Be realistic with my time.

Everyone is only given 24 hours in a day, 7 days a week. Everyone! Sometimes I hear someone say that they will 'make time' to do something, and you know what? They can't! They DO NOT have a magical time machine that creates hours for them! NO ONE can make time. The only thing you can do is manage it the best you can. I look at my diary (I like an old school paper one I carry around, you might like a digital version. It doesn't matter, as long as you use something) and block out the time that is not negotiable. Exercise, study, work, volunteering, childrens sport, any other commitments should go in. I probably won't forget them, but putting them in black and white makes me accountable for the time that I have, and then I'm much less likely to waste time disappearing down rabbit holes like facebook . It should be really apparent that the time I do have left over needs to be managed well to fit in all the things I want to achieve. There isn't likely to be much time, so whatever you have is precious. It's OK to be selective about what you do with it, and it's OK to say no to other people trying to take it. Guard your time.



Cut myself some slack.

All this talk about making every minute count tends to make me feel guilty for time spent lolly gagging around, but that time is actually really important for my soul, and needs to be scheduled in so that nothing takes it's place. If it feeds your spirit to grab a paintbrush or a box of crayons with no planned outcome, or walk on the beach at whatever pace the ocean allows, or wander through some shops with no agenda, then you must do it. This time is an investment in you, your inner calm and your core of strength. If I think back to the times I didn't allow myself to do this stuff, I remember that those where the times I depleted my inner stores and ran on empty so long I could hardly get out of bed in the morning. Setting objectives and achieving goals is important, but remember to fill your own tank. No one can run on empty, and it's false economy to think you can. Be kind to yourself.


Set goals

A goal is a specific thing you want to achieve, and you need to make a plan for how you are going to achieve it. This is where most new years resolutions come unstuck, there is no plan for how to get it done, just a wish thrown drunkenly to the moon at midnight. (I love the woo, but this approach doesn't even work for me!) I can visualize all I want, but a wish is not the same as doing the work. Break the goal down into actionable steps that you can do every day or week to achieve your outcome. A generic 'get fitter' goal is unlikely to be successful, but a 'Walk every day for 30 minutes' goal is great. Allocate that time in your diary so it gets done. Are there any resources that you need to gather? (walking shoes, exercise clothes) Is there any information you need to achieve your goal? (local walking tracks?) Are there people you need to give you a helping hand? (a local walking group, a personal trainer?) Great, add all of those things to your diary, and set aside time to get them organised. Remember to be realistic about how much time you can devote to your goal - 30 minutes walking a day is great, but 2 hours is probably not great - for your time management or your legs.

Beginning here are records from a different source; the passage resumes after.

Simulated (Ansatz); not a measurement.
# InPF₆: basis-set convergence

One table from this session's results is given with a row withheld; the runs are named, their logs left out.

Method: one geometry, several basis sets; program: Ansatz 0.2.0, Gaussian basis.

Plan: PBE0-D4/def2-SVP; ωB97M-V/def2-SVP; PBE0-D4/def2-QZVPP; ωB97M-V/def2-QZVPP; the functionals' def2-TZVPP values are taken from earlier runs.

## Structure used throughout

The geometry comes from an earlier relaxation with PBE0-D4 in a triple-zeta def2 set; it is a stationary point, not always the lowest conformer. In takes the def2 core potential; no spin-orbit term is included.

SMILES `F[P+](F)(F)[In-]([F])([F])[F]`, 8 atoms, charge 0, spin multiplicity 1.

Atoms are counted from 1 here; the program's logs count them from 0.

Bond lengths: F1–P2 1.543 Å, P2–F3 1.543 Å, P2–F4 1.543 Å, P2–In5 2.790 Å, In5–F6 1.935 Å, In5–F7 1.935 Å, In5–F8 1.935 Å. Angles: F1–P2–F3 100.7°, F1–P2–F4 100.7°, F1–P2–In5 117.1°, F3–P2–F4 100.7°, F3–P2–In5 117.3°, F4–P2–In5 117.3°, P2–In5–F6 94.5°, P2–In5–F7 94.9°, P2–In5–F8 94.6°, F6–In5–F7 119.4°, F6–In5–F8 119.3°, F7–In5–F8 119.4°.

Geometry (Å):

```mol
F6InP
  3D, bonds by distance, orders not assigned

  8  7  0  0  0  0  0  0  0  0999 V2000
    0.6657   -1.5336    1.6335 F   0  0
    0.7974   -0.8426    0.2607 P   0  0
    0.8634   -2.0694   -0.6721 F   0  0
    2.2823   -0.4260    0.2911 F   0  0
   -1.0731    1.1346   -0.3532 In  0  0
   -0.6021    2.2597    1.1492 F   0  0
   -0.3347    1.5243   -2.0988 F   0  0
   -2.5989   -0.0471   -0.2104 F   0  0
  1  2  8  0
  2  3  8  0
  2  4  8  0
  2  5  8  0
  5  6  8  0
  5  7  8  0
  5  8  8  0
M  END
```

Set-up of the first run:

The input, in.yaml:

Multitasking, is it for you? 

I would say no, it is not. It's certainly not for me. Sure, there are some things you can do successfully at the same time; folding laundry, drinking wine and watching TV seem to go really well together, but then none of those things take a lot of brain power by themselves, so it's easy to combine them. It's up to you to choose what you multitask, my experience is that if I set aside a specific time to do something and devote all of my attention to it, then I have a better chance of completing it and being happy with the outcome. Cooking the dinner and helping the children with the homework? OK, most of the time. Cruising through facebook while working on a deadline? Nope, that is a complete waste of time - I'm better off scheduling time for the work, then scheduling time for social media shenanigans.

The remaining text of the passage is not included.